Specification Description NO OF DIES 5 TOTAL HEADING LOAD 300 KN PRODUCTION 110 - 300 PPM MAX DIAMETER 6mm MAX. KICKOUT LENGTH 1.810" MAX. FEED LENGTH 2.375" KICKOUT STROKE IN PUNCHES .55" APPROX. WEIGHT 18,000 LBS. APPROX. SIZE 4'6" W X 12'10" L X 6'10" HBOLTMAKER STYLE STRAIGHT ACROSS TRANSFER ADJUSTABLE ROTARY CAM OPERATED INDIVIDUAL TRANSFER OPENING AND CLOSING TIMED K.O. IN 2ND THRU 5TH BUSHING CUTTER
Specification Description MAXIMUM CUTOFF DIAMETER 12MM (1/2") MAXIMUM CUTOFF LENGTH 120MM MINIMUM CUTOFF LENGTH 24MM MAXIMUM KICKOUT LENGTH 100MM MINIMUM KICKOUT LENGTH 18MM PKO STROKE 24MM MAXIMUM PRODUCTION 160 PPM APPROXIMATE SIZE 14'L X 6-1/2'W APPROXIMATE WEIGHT 35,000 LBSPKO, IMPAX 1000 MONITOR, STRIPPER, EXTRA TOOLING & FEED ROLLS
Specification Description MAXIMUM CUTOFF DIAMETER (MILD STEEL) 7/64" (2.5mm) MAXIMUM CUTOFF DIAMETER (HIGH TENSILE) 5/64" (2.0mm) MAXIMUM CUTOFF LENGTH 11/16" (18mm) MAXIMUM SHANK LENGTH 1/2" (12mm) MAXIMUM TRANSFER LENGTH 13/16" (20mm) MAXIMUM PRODUCTION SPEED 250 PPM MAIN MOTOR 2 HP APPROXIMATE WEIGHT 2,500 LBS.RECONDITIONED BY NAKASHIMADA 2010 DEAD POINT MONITOR DOUBLE KNIFE CO PKO 2nd & 3rd
Select a forging machine from our collection of forging machines for sale in industrial auctions at the best bargains! Make a pre-selection, compare few models of folding equipment and buy the best deal now!
Metal forging is a bulk deformation process which can be defined as the controlled deformation of metal into a specific shape by localized compressive forces. It is the oldest of the metal working process known. The forging process dates back to 4000 B.C. and evolved from the manual art of simple blacksmithing. From simple drop hammers and anvils which were operated manually water, air and steam powered hammers came into use after the industrial revolution. Later, the smiths of those days started using hammers driven by transmission shafts to produce a wide range of forged parts for the railways, for the car industry and for agricultural machinery. Modern forging uses machine driven impact hammers or presses which deform the work piece by controlled pressure.

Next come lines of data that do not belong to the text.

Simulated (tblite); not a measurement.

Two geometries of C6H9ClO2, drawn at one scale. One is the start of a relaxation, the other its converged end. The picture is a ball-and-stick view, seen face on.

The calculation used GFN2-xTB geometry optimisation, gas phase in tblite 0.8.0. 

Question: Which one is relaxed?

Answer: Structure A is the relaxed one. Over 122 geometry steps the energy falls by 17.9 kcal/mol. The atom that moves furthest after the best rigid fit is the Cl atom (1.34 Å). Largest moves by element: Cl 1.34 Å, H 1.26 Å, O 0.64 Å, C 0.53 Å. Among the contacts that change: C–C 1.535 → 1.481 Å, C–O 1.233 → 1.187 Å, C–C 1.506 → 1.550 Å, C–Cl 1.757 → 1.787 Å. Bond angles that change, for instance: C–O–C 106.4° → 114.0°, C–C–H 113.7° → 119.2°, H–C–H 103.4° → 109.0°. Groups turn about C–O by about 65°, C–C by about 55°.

Hot forging is defined as working a metal above its recrystallization temperature while in cold forging the metal is worked far below its recrystallization temperature. In simple terms, hot forging is carried out at fairly elevated temperatures while cold forging is done at room or near room temperatures. Cold forging requires heavier forces and stronger equipments but the dimensional accuracy and surface finish produced on the part will be excellent. Even though lighter forces perform the function in hot forging, the precision on tolerance is less due to thermal contraction and warping from uneven cooling. Also undesirable reactions between the metal and the surrounding atmosphere and contaminations take place at higher temperature which are minimized during cold forging.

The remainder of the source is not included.